The book is by William MacAskill, founder of 80000 Hours and Giving What We Can. Excerpt:
Effective altruism takes up the spirit of Singer’s argument but shields us from the full blast of its conclusion; moral indictment is transformed into an empowering investment opportunity...
Either effective altruism, like utilitarianism, demands that we do the most good possible, or it asks merely that we try to make things better. The first thought is genuinely radical, requiring us to overhaul our daily lives in ways unimaginable to most...The second thought – that we try to make things better – is shared by every plausible moral system and every decent person. If effective altruism is simply in the business of getting us to be more effective when we try to help others, then it’s hard to object to it. But in that case it’s also hard to see what it’s offering in the way of fresh moral insight, still less how it could be the last social movement we’ll ever need.
"Do you believe that impersonal and accidental forces of history generate as much misery, which you can fight against, as the deliberate efforts of people who disagree with you? Wouldn't that be surprising if it were true?"
Yes, I believe that, and no, it is not surprising. Issues where people disagree are likely to be mixed issues, where making changes will do harm as well as benefit. That is exactly why people disagree. So working on those issues will tend to do less benefit than working on the issues everyone agrees on, which are likely to be much less mixed.
Harm and benefit are two-place words; harm is always to someone, and according to someone's values or goals.
If two people have different values - which can be as simple as each wanting the same resource for themselves, or as complex as different religious beliefs - then harm to the one can be benefit to the other. It might not be a zero-sum game because their utility functions aren't exact inverses, but it's still a tradeoff between the two, and each prefers their own values over the other's.

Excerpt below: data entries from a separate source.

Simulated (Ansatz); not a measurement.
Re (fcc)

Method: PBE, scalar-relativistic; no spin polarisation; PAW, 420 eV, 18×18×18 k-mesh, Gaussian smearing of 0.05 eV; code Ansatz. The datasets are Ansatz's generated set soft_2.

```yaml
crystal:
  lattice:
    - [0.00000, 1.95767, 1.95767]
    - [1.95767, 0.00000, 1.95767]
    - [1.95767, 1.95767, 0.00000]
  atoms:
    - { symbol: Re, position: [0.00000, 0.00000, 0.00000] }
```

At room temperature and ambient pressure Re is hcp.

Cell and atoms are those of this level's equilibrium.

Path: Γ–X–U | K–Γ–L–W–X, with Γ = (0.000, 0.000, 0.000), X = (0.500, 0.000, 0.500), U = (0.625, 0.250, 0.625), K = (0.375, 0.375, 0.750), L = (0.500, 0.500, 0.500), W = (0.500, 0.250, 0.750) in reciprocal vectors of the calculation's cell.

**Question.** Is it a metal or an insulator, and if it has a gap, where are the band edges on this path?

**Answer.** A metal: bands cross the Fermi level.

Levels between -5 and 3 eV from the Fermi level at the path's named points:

On this view, such issues where people disagree are tautologically those where each change one of them wants benefits themselves and harms the other. Any changes that benefit everyone are quickly implemented until there aren't any left.
If you share the values of one of these people, then working on the problem will result in benefit (by your values), and you won't care about the harm (by some other person's values).
If on most or all such divisive issues, you don't side with any established camp, that is a very surprising fact that makes you an outlier. Can you build an EA movement out of altruists who don't care about most divisive issues?